Now lots of leases have provisions that charges have to be certified by agents, accountants and so on before being payable. The LVT/FTT have had no problem in overruling them when they want, but a “final and binding” determination is something different.

Superficially it ought to be easy as s27A gives lots of powers to the tribunals to decide how much service charges should be and who they are payable by. It goes on to say that

(6) An agreement by the tenant of a dwelling (other than a post-dispute arbitration agreement) is void in so far as it purports to provide for a determination—

(a) in a particular manner, or

(b) on particular evidence,

of any question which may be the subject of an application

However, one of the matters which cannot be brought before the tribunal is any matter which

(4) a) has been agreed or admitted by the tenant,

It was clear law that a tenant couldn’t raise the actual apportionment set out in the lease (eg 1.73%) so was this similar? Some previous decisions seemed to think so. And many tribunal decisions don’t need to alter apportionments, just the figures themselves, in fact apportionment disputes are very rare (up until now) so is this caught by s27A(6) at all?

The decision this time was clear. The Surveyor’s decision was wholly void, and was treated as not having been made. The matter had to be decided afresh by the tribunal. The LVT had done this, and the Upper Tribunal dismissed the landlord’s appeal.

There is an excellent (and far more detailed) summary of the decision in the Law and Lease blog and another in Nearly Legal , so I’ll just stop here. But this is a decision that will see a lot of action in the future, I’m sure.

Keep up at the Back – more changes in leasehold forms

One of the things I like about Landlord and Tenant law is that it’s never dull. Or rather, if it is dull then it won’t be for long, because somebody is going to change it. Often immediately, and sometimes with retrospective effect.

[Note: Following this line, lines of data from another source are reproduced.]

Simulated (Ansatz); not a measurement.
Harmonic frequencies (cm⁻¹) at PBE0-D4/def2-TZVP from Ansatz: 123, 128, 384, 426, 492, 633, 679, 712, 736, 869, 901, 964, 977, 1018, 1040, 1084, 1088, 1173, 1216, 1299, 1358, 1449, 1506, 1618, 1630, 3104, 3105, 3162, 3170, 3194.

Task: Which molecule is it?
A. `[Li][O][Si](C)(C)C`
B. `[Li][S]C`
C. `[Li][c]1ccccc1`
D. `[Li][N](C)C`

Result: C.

This is what happened with the recent case on the protection of tenants’ deposits – Superstrike v Rodrigues [2013]EWCA Civ  669 –  [my piece from 20.6.13]. The law, as it had been understood since 2007 was changed in the stroke of a key and with retrospective effect back to 2007, leaving thousands of landlords open to claims for penalties from their former tenants for failing to re-notify them that their deposits had been protected when the initial fixed term tenancy expired and the periodic tenancies began. Unless of course the Supreme Court decides that it hasn’t changed at all, or the CA decides that on reflection the decision didn’t mean quite what it looks like it means as at today. We shall see.

Well the law has been changed again, although not quite to quickly – we were warned on 29.4.13 and the change takes place from 1.7.13 onwards. However the consequences could still be messy as it has hardly been the subject of wall-to-wall publicity.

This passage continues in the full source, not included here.